It started when I was thinking about you. I thought – Easter’s coming, and maybe you’ll be having a ham. If you are, chances are you’ll have leftovers. And what better justice is there to do leftover ham other than a spicy-sweet Southern-style deviled ham salad?

And because everything is just that much better when served in a trio, I happily dreamed up not one but TWO more dreamy-creamy salads for this magical lunchtime affair.

Truffled. Egg. Salad. Oh, yes. This one’s a must. If you don’t already have your cabinets stocked with truffle oil and truffle salt, then this would be the perfect reason to do so. You know what they I say: A truffle-less kitchen is a loveless kitchen. Unless you don’t like truffle, but I’m pretty sure if you try it with eggs, you may be converted. They are a special duo, indeed.

Plus, if you’re lucky enough to be participating in an egg hunt, you’ll have plenty of  leftover hard-boiled eggs to use. People do that, right? … make egg salad from leftover Easter eggs? Pretty sure that’s a thing.

And for all of the picky-folk out there who won’t touch egg salad or ham salad, we have a lovely lemony-tarragon chicken salad to round things out. It’s all about providing variety when you’re serving up a trio of salads like this – keep it in the family, but make them different enough to attract different taste-buds. I guarantee everyone will find at least one they’re crazy about.

Serve it all up on a platter over a bed of greens – I used arugula, a spring mix, and watercress – and offer a few types of breads and rolls (croissants are a must) on the side for sandwiches.

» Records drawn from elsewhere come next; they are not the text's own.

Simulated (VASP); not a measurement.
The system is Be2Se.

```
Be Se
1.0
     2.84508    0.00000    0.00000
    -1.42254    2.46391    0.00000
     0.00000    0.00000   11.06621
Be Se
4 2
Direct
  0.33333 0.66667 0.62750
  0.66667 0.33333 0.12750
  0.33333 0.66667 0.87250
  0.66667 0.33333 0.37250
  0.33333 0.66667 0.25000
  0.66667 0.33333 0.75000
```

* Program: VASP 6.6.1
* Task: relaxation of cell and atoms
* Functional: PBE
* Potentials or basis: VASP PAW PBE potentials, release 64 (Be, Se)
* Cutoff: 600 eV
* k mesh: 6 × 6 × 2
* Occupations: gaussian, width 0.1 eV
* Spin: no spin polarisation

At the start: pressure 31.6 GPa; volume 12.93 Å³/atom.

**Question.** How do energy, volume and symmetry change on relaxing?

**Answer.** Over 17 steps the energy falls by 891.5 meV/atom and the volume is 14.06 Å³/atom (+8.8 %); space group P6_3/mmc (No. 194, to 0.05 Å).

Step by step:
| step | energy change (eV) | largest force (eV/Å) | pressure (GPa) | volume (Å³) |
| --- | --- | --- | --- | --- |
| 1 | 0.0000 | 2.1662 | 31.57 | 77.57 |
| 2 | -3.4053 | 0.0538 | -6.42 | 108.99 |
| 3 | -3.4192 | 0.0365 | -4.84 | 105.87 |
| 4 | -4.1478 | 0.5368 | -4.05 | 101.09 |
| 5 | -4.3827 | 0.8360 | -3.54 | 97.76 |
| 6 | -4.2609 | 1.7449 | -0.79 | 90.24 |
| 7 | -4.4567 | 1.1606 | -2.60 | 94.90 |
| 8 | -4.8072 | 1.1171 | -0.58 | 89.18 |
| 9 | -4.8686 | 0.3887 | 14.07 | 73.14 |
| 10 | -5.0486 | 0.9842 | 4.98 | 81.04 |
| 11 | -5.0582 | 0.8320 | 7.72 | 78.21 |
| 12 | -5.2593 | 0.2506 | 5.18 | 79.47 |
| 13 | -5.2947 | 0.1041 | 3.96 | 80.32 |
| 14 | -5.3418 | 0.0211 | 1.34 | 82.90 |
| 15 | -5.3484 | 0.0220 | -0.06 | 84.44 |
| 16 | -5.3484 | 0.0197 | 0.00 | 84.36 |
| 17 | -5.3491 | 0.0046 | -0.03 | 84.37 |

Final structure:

It’s a lovely springtime lunch, indeed.

Deviled Ham Salad

  • 1 pound cooked ham, roughly chopped
  • 1 cup mayonnaise {I use olive oil mayo}
  • 1 – 2 tablespoons dijon mustard
  • 2 jalapeños, seeded  and roughly chopped
  • 3 – 4 scallions, sliced
  • 1/2 cup chopped dill pickles
  • 1/2 cup chopped “wickles” or sweet pickles
  • 1 teaspoon paprika
  • Dash of worcestershire
  • Dash of hot sauce

Add all ingredients to bowl of food processor. Pulse until well-combined and finely chopped. Taste and adjust for flavors – add more dijon for tanginess, or more hot sauce to spice it up. You won’t need any salt, since the ham and the pickles provide plenty. More “wickles” for me, please!

Truffled Egg Salad

  • 12 hard-boiled eggs, peeled {click here for the best way to boil ‘em}
  • 2 tablespoons dijon mustard
  • 1/4 cup truffle oil
  • 1/2 cup mayonnaise
  • 1/2 teaspoon truffle salt
  • 2 teaspoons snipped chives
  • Freshly ground black pepper to taste

Place whole eggs in a large bowl and begin to break them up with a potato masher. Add remaining ingredients, and mash away until you get the texture where you want it. Check for seasoning and adjust accordingly. Thinking about adding an extra drizzle of truffle oil overtop before serving? Do it.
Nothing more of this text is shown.